Get In the Zone


The Mason men’s basketball team has been running a man-to-man defense for at least three years, which is as long as I have been watching them. A man-to-man defense is where one defender covers one offensive player. Even though a man-to-man defense can be effective for some teams, it is not for Mason.

For Mason, running a zone defense would be significantly more effective. A zone defense is where one defender covers one area of the court. This would benefit the men’s team because it would not be as physically draining, would allow for more communication between players and provide better overall coverage of the opponent’s offense.

First, let’s talk about the team’s energy. The team almost always starts the game with a punch. It’s very high energy, and there’s a lot of momentum. However, as the game continues, the team loses a lot of steam.

An example of this would be the Nov. 6 game against the University of Pennsylvania, but also includes games in which we had large leads. Even though Mason usually jumps out in the beginning, as time passes, their opponents always seem to be able to close the gap.

This loss of momentum could be chalked up to several things, but the main one in my opinion is defense. Man-to-man defense is very draining, especially how they play it. In it, each player typically calls a man and then they stick to that man without switching.

While it could be argued that this helps to prevent a mismatch, I believe that this is not worth the energy. By not switching when players set picks or get lost, the defender has to use more energy than the offensive player they are guarding. If the offensive player runs back and forth across the baseline the defender has to follow them.

However, less energy would be expended if a zone defense was implemented, because the players could stay in a general section and not have to run back and forth.

Another reason a man-to-man defense is not effective for this team is due to lack of communication. Man-to-man defenses tend to isolate players and constrict them to only focusing on their man, prohibiting them from seeing other player’s movements.  

This opens the door to a lot of issues. Offensive players can easily set screens, players are able to cut behind defenders and players are usually unable to anticipate passes from the offense.

Photo courtesy of Mason Athletics/ Rafael Suanes

It is possible to run a help defense while running a man-to-man. A help defense is when players still call out screens or cutters. However, it is more unlikely that this can occur because everyone is watching their own man instead of the court as a whole.

In a zone defense, it is easier to see cutters and call out screens because there is more that the defensive player can observe. This way, the player is not just watching his man, he is watching the court and everyone on it.

Of course, we would still need players that can communicate, but it is easier to encourage that communication when more people can see what is happening. In a 1-3-1 defense, the wings, baseline or even the center have the ability to communicate together because they can see so much more than they would be able to if they were covering one man.

The final reason for a zone defense, instead of a man-to-man, is because it would give the team better defensive coverage overall.

In a man-to-man defense, the defensive players cover where the people are. If the people aren’t in the lane, then the lane will not be covered. If people aren’t by the 3-point line, then the 3-point line will not be covered.

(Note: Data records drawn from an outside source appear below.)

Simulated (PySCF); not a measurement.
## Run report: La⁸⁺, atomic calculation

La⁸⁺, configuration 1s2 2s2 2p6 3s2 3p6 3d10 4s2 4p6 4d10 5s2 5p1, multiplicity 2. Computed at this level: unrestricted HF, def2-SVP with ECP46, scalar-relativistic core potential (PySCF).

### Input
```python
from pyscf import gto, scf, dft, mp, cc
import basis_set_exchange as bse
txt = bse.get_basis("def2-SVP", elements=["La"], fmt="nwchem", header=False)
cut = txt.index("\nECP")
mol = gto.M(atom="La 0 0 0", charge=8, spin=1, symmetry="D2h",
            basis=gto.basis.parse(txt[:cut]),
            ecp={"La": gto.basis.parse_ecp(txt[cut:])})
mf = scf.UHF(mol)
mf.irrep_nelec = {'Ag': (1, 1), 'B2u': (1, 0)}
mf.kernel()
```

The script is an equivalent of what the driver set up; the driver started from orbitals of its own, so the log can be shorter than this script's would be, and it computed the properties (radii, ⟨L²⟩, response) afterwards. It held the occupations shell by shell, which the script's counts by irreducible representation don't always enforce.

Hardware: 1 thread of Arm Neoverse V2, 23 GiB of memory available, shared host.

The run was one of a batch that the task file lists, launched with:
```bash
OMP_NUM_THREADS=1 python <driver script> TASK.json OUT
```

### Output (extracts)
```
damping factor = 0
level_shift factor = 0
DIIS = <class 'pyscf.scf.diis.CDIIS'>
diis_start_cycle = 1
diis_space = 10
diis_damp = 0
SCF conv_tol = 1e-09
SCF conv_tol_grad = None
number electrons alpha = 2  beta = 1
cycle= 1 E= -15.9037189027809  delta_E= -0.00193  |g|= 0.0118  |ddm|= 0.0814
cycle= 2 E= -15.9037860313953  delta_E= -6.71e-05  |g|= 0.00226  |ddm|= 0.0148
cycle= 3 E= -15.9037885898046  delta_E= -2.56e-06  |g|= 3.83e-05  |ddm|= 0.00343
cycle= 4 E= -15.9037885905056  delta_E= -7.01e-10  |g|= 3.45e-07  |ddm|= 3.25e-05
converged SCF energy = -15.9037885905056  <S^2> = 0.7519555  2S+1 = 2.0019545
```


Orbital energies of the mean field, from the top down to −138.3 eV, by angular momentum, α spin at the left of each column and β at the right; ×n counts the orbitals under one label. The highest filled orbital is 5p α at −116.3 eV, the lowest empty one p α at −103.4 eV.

Some argue that you don’t need to cover where people aren’t, but I beg to differ. One quick L or V cut by an opponent, and the defender will not be on his man anymore. Now while that gap in time might not be very long, it could be long enough for a quick 3-point shot, or for the offensive player to get behind the defender so that they can cut into the lane and score an easy layup.

In a zone defense, the entire half of the court is covered, and the coach could even extend it to a full-court press. This means that all defenders are prepared for cuts in areas where their opponents aren’t already occupying.

If the men’s basketball team ran a 1-3-1 defense, the baseline would be covered, so there wouldn’t be as many easy cuts to the basket. The lane would be covered, so there wouldn’t be any cuts from the wings or the top of the key, and the 3-point line would be covered by the two wings. If the zone is run effectively, all scoring options would be cut off.

Another distinct advantage of a 1-3-1 defense is the turnover opportunities. All four corners of the court are available for trapping. This definitely is not something that is available in a man-to-man defense, because no one is available to help trap offensive players.

This also opens more opportunities for steals, and therefore, more fast breaks. This is because the defense is more observant and can predict more of the passing occurring, which allows for the person at the top or wings to grab an easy steal and hopefully also get an easy layup.

The men’s basketball team would be more effective on defense if they ran a zone defense instead of a man-to-man.